Wednesday, October 4, 2023

Recreation Fair Featured Bikes, Horses


You know you’re in a horse town when a bicycle training event incorporates horses. 

That was the case last Sunday during the Rides, Strides and Giddy-up recreation fair put on by the Village of Corrales.

“Usually, bike instruction doesn’t include horses,” said Christina Savitsky, who helped with the infusion as a board member of the village’s equestrian advisory committee and the horse representative on the Corrales Horses And Mule People (CHAMP).

The city of Albuquerque’s Bike ABQ staged the bike rodeo for children. Rarely, if ever, does a bicyclist in Albuquerque encounter a horse. But it’s a common occurrence in Corrales.

“We want to make sure they follow all the rules, and know that horses get the right of way,” Savitsky said. “If we get to them early, they’ll know that they need to slow down and probably stop.”

The recommended method is to slow down, say hello, and share the trail.

Bike ABQ set up a road course with pylons on the tennis courts at the recreation center. Young bike riders were taught or reminded that they need to keep to the right when riding on streets, come to a full stop at stop signs, and yield to pedestrians and horses.

Of course real horses weren’t allowed on the tennis courts, “so we made these adorable noodle horses,” Savitsky said of the stick horses made from polyethylene foam, the kind used as a swim support in swimming pools.

A real horse was stationed nearby. After riding the bike rodeo course, the kids could stop by, pet the horse and be reminded again about what to do when they encounter a horse while riding their bike.

The recreational fair wasn’t just about bikes and horses. The village’s recreation department was there to provide information about swimming, soccer, skateboarding, tennis and pickleball. 

The Corrales Bosque Commission was on hand to educate people about bird watching, fishing, and held a raptor/owl demonstration. There were even tips from dog trainers.

But the fair was focused on bikes and horses.

“The goal is for equestrians, bicyclists and pedestrians to all feel safe and comfortable,” said Suzanne Harper, a member of the Corrales Bike and Pedestrian Advisory Committee, who helped organize the event.
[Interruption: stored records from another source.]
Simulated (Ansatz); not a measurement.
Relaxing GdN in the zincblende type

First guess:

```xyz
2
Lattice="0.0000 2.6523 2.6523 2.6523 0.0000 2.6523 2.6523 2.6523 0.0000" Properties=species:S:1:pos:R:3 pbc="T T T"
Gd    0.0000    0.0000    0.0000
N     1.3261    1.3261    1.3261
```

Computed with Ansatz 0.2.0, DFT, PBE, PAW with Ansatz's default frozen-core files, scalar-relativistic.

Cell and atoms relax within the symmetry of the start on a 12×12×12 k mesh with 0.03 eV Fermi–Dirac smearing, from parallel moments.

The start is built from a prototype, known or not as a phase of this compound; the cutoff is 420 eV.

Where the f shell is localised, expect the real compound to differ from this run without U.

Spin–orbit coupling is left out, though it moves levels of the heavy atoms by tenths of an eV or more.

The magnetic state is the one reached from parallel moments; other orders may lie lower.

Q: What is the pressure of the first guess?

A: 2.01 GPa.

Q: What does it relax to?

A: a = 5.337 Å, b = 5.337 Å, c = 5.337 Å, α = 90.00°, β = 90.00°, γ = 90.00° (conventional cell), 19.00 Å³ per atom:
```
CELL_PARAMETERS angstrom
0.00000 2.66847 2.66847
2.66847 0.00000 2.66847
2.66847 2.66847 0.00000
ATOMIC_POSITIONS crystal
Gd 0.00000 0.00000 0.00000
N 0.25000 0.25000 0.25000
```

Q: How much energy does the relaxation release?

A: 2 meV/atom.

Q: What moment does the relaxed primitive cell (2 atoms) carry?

Harper said the fair was a group effort between the village and the biking community, to include nearby Albuquerque.

“Bike ABQ is here doing bike fitting – they are such fantastic partners; they are the best,” said

Harper. “Stevie with Stevie’s Happy Bikes is here. The city of Albuquerque sent some bike mechanics. Everyone’s been great.”

Harper said the original idea to hold a bike fair came from Jeff Radford, a member of the bike and pedestrian advisory committee and publisher emeritus of the Corrales Comment.

“We expanded it to bike and recreation,” she said.

Many of the children, and some adults, that participated in the bike rodeo also got a free helmet. Funding through the Governor’s Commission on Disability’s Brian Injury Advisory Council allocated enough funds to purchase 100 helmets that were given away.